But there is a proviso to all of this – what ‘healthy attrition’ looks like in each business needs careful consideration and an understanding of the organisation’s current and future needs, particularly if it is operating in a high speed environment that is subject to a lot of change.
We all know that, if a lot of valuable people are lost to the company, it ends up being costly in terms of recruitment, training and potential damage to performance, brand and services. But is the same true of losing less crucial personnel?
Perhaps brilliantly, perhaps worryingly depending on the company you keep, management consultancy Deloitte’s recent ‘Talent 2020’ report revealed that 80% of employees plan to stay with their current employer over the next year.
The figure amounts to an incredible jump on the previous year, which indicated that a huge 65% intended to leave. Nonetheless, some 31% said that they were not happy with their job.
What constitutes healthy?
But would you want nearly a third of your staff to stay in a role that they found unsatisfying? What effect would that be likely to have on their ability to handle their workload, their performance, the people around them, the customers that they serve and the brand that they represent?
If your company’s attrition rates are very low and you feel proud, perhaps even a little smug about it, perhaps you should think again. If teams aren’t gaining new experience or experiences, stagnation can set in, energy levels run low and performance suffer.
According to Deloitte’s report, there are five industries, including financial services, technology, media and telecommunications, life sciences and healthcare, which run the highest risk of losing talent.
Yet companies operating in these environments are continuing to experience a lot of change, which means that higher attrition rates might actually be a good thing in order to keep up with the changing needs of the business.
But the key is that every employer should know, on the one hand, what constitutes ‘healthy’ and, on the other, who it is that is leaving them. To this end, it is essential to understand ‘what good looks like’.

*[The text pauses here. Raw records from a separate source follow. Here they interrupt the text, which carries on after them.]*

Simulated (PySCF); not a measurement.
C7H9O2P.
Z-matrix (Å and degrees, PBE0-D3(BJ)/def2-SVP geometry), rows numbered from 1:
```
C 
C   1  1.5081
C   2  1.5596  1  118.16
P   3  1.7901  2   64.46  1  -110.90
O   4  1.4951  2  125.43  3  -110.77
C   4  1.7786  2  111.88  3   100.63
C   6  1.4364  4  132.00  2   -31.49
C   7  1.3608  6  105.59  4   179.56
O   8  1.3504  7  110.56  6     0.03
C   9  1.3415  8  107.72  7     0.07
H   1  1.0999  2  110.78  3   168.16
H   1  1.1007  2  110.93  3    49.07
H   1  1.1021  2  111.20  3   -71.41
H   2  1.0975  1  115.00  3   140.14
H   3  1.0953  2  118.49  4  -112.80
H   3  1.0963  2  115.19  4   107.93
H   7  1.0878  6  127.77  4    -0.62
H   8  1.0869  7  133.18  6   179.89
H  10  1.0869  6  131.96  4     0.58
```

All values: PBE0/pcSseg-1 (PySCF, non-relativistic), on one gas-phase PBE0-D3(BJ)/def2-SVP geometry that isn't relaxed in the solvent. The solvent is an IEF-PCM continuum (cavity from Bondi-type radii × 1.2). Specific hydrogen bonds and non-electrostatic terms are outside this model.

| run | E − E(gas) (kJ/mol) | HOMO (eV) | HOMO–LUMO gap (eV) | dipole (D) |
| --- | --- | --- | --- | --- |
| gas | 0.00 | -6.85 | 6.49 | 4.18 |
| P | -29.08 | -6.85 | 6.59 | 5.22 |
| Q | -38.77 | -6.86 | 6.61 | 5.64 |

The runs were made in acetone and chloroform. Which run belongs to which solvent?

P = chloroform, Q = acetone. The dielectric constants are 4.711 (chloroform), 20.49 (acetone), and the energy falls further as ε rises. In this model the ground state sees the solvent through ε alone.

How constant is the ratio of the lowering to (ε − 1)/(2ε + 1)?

This means identifying the type of people that you need now and in the future in order to be successful. It means understanding individuals’ intellectual abilities, values, motivations, behaviour and experience in order to see whether they fit in with today’s business requirements and will continue to do so as such requirements evolve.
Another recent report from management accountancy organisation, the CGMA, found that chief executives and chief financial officers generally understood the need for a quality workforce – so much so in fact that 43% partially attributed their failure in hitting key financial targets to ineffective people management.
Talent maps
About the same number also indicated that inefficiency had reduced the ability of their organisation to innovate.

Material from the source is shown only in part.